The Arduino Yún is the latest board from Arduino and it's a doozy! It combines the ATmega32U4 (as used in the Arduino Leonardo) with the Atheros AR9331 System on a Chip (SoC). The Atheros runs a Linux distribution, Lininio, and is connected to the USB host, microSD card slot and the WiFi chip.
The power of the Yún comes from the combination of these two. Linked by a software Library called Bridge, Linux handles all of the difficult parts of the WiFi and Ethernet stack, managing USB host and dealing with the mass storage. The Arduino side behaves as you would normally expect, controlling all of the boards I/O pins and programmed through the Arduino IDE. The magic happens when they work in concert. The Arduino side passes data to and from the Linux side, controlling and measuring real world things, whilst the Linux side can easily perform wider interactions over the internet and through the Temboo API.
With this power you can very easily create powerful Internet of Things devices with an exceptional capacity for remote control, monitoring and interactivity.
Robots can be great fun for learning about programming, especially for children, but sometimes it can be quite a bit of trouble for a beginner to build an entire robot! But do not fear, Arduino is here. They made a fully featured and assembled robot that you can start learning on right away.

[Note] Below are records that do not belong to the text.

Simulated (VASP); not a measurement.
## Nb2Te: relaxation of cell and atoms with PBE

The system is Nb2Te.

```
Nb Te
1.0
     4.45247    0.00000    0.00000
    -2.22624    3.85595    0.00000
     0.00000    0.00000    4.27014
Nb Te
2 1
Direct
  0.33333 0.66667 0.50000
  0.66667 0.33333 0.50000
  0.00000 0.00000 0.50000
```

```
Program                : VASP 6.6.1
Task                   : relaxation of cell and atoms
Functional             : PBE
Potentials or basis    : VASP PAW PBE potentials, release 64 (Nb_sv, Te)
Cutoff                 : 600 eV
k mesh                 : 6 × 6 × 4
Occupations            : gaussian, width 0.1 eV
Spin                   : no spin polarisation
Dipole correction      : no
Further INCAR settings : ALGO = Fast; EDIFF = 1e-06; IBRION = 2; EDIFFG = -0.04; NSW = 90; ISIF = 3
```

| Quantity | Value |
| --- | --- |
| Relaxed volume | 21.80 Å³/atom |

It features two ATmega32U4 boards, one to control the motors, the other to manage sensor inputs, which include a compass and line following sensors. The robot is powered by four rechargeable AA batteries through a mains adapter and features a 1.7" LCD display and keypad on the top of the Robot!
Say hello to the Trinket! This is a really tiny board (smaller than two 5p pieces!) powered by the equally tiny ATtiny85. But don't let any of that fool you into judging it purely by its size, it's got a USB micro slot for power and programming; 5 GPIO pins - 1 analog in, 2 PWM and hardware I2C and SPI; 8K of flash and it's available in 3.3V and 5V versions!
It doesn't stop there! Loads of Arduino libraries produced by Adafruit will already work with the trinket allowing you to control LED and LCD displays, servos and emulate USB 1.1 devices. Topping this off is the fact that it only costs about as much as a pack of cigarettes!
You've probably already met E-paper on e-readers like the Kindle, well now you can start putting it in your own projects! E-paper, unlike ordinary displays needs absolutely no power to display an image, it only uses power when it changes the image on the screen, this gives it exceptional battery life in situations where the display's refresh rate is very low.
This 2.7" E-paper display gives you the low power, high resolution and high detail of e-paper displays in a form that's easy to work with, there's even example code for partial screen updates! No thin and fiddly ribbon cables here, just header pins that you can easily connect to anything with SPI capability. This display has a high resolution of 264x176 and mounting holes for easy prototyping and integration into projects.